Wild weekend

On Oct. 15, hundreds of thousands of people in more than 80 countries took to the streets in what may be the largest biggest public protest action in modern history. The demonstrations were inspired by the Occupy Wall Street movement – a crusade against “corporate greed,” unemployment and the role that governments in major European governments and the United States have played in the global financial crisis.

In their creative pursuits, science fiction writers would often describe a not-too-distant and not-too-bright future with riots raging in the streets of global capitals, participants vandalizing the cities and clashing with police. On Saturday, these visions became reality in three different major cities: New York, Rome and London.


The scenario was much the same in all the three capitals: Although the protests started out as peaceful demonstrations, they quickly turned violent, resulting in fights with the police and dozens of protesters arrested. The protests differed slightly, though, in tone and the scale of the damage they inflicted. This time around, the Italians turned out to be the most violent.

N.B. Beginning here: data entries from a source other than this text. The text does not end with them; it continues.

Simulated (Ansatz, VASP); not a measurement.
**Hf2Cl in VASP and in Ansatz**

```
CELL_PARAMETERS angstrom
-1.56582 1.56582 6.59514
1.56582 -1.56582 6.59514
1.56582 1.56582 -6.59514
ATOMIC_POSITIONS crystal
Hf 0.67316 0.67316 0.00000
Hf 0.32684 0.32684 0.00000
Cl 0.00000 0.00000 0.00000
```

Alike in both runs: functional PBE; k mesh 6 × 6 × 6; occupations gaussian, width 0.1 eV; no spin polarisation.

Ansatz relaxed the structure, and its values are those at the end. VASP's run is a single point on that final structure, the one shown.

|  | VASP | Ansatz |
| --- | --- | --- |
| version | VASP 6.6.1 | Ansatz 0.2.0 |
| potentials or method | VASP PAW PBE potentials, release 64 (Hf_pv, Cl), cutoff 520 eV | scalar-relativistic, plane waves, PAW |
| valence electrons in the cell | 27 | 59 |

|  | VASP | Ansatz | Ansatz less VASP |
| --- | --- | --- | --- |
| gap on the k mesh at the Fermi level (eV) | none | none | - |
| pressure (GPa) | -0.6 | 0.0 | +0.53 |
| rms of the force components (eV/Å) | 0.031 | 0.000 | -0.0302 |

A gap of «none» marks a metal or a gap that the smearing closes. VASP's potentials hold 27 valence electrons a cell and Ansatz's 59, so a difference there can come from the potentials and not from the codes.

Experts are concerned, however, that the events of the past weekend could be a rehearsal for future actions, possibly around the next G20 summit, scheduled for Nov. 3-4 in Cannes, France.


The actions of the Occupy Wall Street movement have been extensively covered by the Russian media. RBTH is pleased to provide a selection of two opposite views on the recent developments.

 

Click to view bigger picture. Drawing by Dmitry Divin.


PRO:

Occupy Wall Street points to a considerable shift in the mentality of contemporary society


Natalya Serova, Utro.ru


People have become aware of the ineffectiveness of democratic institutions – their inability to protect the interests of those who elect them – while governments dance to the music of money. Worse still, nothing can be done about it, since any attempts at organization by the public are immediately quashed by the powers that be, which have sufficient resources at their disposal to bully or buy any group leader, or put any organization under financial or administrative control.


In their offensive against Wall Street, the movement’s participants repeatedly stress that they are not simply protesting against the unfairness of some people being rich while others are not. On the contrary, their chief concern is the current state of affairs, in which bankers and financiers rule the world and the system prevents all other participants from challenging this order from within. They even seem to have made this simple idea clear to most of their supporters. 


Aside from personal issues, which protesters eagerly share with the public in their televised interviews, almost all of them have, in one way or another, spoken of the government and its institutions falling under the influence of those who can pay while the existing form of representative democracy fails to express the will of the people. The obvious conclusion is that the existing world order needs to be changed. We need a different democracy, a genuine one.


If the situation deteriorates, the revision of traditional perceptions will continue. If the crisis abates, however, and the ruling classes manage to find the opportunity and resources to adjust their policies, the protesters might return to their daily lives and forget their visions and predictions right away. After all, it is only natural for people to gravitate toward a normal life, and not fight at the barricades.


Either way, they will never be the same, because the very emergence of the Occupy Wall Street movement, as well as protest actions involving thousands of people across the United States and Europe, point to a considerable shift in the mentality of contemporary society.



CONTRA:

The last thing we need is advice from pampered idle hipsters


KonstantinvonEggert, KommersantFM


While my left-wing liberal-minded colleagues have rushed to announce a new global phenomenon capable of causing governments and mega-corporations to listen to the public, I, for one, can see nothing particularly new here. Most of those who have taken to the streets in western capitals are the same people we have seen every time G8 meets over the last 20 years: anti-globalists, radical environmentalists, pacifists, America-and Israel-haters and, to top it all, Marxists and Trotskyites. The struggle for state control over the banking system is nothing more for them than a pretext for breathing new life into the agenda that seems to have been buried with the downfall of the Soviet Union.


A considerable proportion of the group consists of the young offspring of wealthy parents who can afford to look for a purpose for their lives until they turn 40 or so. They tend to migrate from one radical movement currently in vogue to another. As a rule, they have no problems with banks and, even if they do, their parents usually come to the rescue. A smaller proportion of the protesters have never, as John Le Carré felicitously put it in his book “The Spy Who Came in from the Cold,”been inside a bank and are hardly likely to go there at any point in the future.


This does not seem funny to me. It is not funny when they call the squares of European cities “our Tahrir,” because people in Egypt died for the right to live with dignity and not for the right to remain idle until near retirement age. It is not funny when demagogues and hopeless misfits speak out in the name of the public, because we know from the experience of the Soviet Union and Germany what tragic results this might have. It is not funny because they suggest dealing with history’s first postindustrial crisis of globalizing society in line with what Bulgakov’s Sharikov suggested: “Take everything and divide.”


I am neither an economist nor a financier and I will not offer my vision of a way out, since I am not as self-assured as those rioters from Rome or leftists contaminating the center of New York. One thing I do know: The last thing we need is advice from pampered idle hipsters in search of exciting adventures.